An artist friend suggested I read Steal Like an Artist. I respect her a bunch, bc as an artist she walks the talk … or the walk … I can never recall. No matter how you say it, that’s what she does. (That’s one reason I own two T-shirts she designed.) And so I bought the book.
Just 28 pages into it, I write the title to this blog, penned outta frustration that’s been building for a while. It’s not so much a compositional call to arms as a statement of fact:
I write. So (with a tip of the hat to Immanuel Kant), therefore I am.
Your words vs. my words
As professional writers (well, creatives of any color, really), we’re tasked with using what are inherently our words for someone else’s benefit. That someone else can be another soul or a soulless organization. And in that process, there’s a transmutation, wherein what originates within us as professional writers changes into what fits the other’s needs.
It’s nothing new. Even Michelangelo had his patrons, right? Norman Mailer wrote about Monroe “because [people would buy it]” as I understand it.
I think that we, as writers, lose a bit of our souls in the process regardless. Editing is a separate process, mind you, one that’s honorable IMHO (and not just because I can’t seem to pry that editorial hat off my noggin).
Copy Kamikaze
What I’m taking issue with is the act of writing for others at our own creative expense.
When we do, we’re subject to their whims, opinions, tastes – and that has nothing to do with our own inclinations or our better judgement as writers. But, hey, they’re footing the bill and helping make sure our rents or mortgages are paid monthly on time.
So we have to bend. That’s part of the game.
But don’t break
If it gets to be too much, then you have decisions to make.

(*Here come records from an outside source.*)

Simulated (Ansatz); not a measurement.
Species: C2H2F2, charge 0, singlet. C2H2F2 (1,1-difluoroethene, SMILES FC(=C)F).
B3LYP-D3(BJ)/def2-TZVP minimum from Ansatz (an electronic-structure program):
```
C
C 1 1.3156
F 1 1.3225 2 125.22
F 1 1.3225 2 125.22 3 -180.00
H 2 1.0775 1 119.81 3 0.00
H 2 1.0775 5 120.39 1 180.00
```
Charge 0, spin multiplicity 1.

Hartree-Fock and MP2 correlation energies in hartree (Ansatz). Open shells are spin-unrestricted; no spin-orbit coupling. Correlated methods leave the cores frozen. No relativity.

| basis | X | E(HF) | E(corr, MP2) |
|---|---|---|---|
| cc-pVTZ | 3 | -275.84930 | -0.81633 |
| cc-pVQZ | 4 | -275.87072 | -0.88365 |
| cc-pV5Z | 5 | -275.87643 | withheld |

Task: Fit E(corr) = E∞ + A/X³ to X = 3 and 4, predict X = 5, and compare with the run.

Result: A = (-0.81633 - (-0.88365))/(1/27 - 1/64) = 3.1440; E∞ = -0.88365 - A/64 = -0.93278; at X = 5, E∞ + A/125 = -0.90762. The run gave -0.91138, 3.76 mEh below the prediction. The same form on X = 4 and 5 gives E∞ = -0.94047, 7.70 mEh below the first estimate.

Let’s say you’re a freelancer. You’ve gathered (through trusting yourself and selling your worth to others) a number of clients that, pieced together, can support you. As such, you’re freer to say fuck it, or more pointedly, fuck you, and walk.
It’s all on you, so you’ll then have to lean more heavily on other clients or patrons. Or perhaps hustle to replace the one you just dis/mis/ed. The decision to jettison the client is binary: do it or don’t. Simple. You just have to make the call.
But say you’re employed full time. Salaried. Benefits. Vacation. 401 … ok? Hook, line and sinker. You’re all in – and don’t get me wrong, it’s pretty sweet as long as ocean’s not too choppy.
The bends
In this case, the degree of your bend is arguably more obtuse than the freelancer’s. As you increase the bend, however, you feel it more acutely.

Be willing to take a stand.
The decision in that case is one of either giving in to the ever-present, sometimes-regretted impulse to say fuck it, or, lacking that, deciding to acquiesce.
Poor vs. proud
Why do the latter? Making the mortgage is pretty sweet. And as a former manager (and fellow freelancer) on a contract job once quipped in a feigned cavalier tone, “Being poor sucks.”
I’ll offer a third option, one which I’m leaning into, drawn into perhaps, as a way of creative self-preservation: Do good … enough.
Be boring
I’ll be damned, but “Be boring” is one of 10 missives that fellow scribbler Austin Kleon, the author of the above book that somehow kicked off this anything-but-pity-party post, suggests. I’ll get to that chapter soon enough, but here’s what I think he’ll suggest:
Do good … enough.
Deja vous, right? Right.
If you’re boring, you’re not being creative. Either that or people simply don’t get what you’re giving. You’re so deep that it appears simplistic on the surface. (That’s a blog for another time.)
But let’s say that honestly … you’re boring — on purpose. Boring affords you something invaluable: a creativity surplus. It’s there to use for you, not others.
Good enough
Say you do good enough for a client. They’re happy; they’ve gotten a writing product that they’re happy with. You’re happy; you’ve satisfied your client AND more importantly you’ve not expended your creativity when it wasn’t needed.
So you got this creativity surplus. What do you do with it? Easy – use it for yourself. For your stuff. For clients that recognize it … and appreciate it. Damn straight.
Acme & Co. wants pablum? Publish it, baby. Preserve your purple prose for something else, something more worth your while.
Write good. Save the great writing for those who recognize it.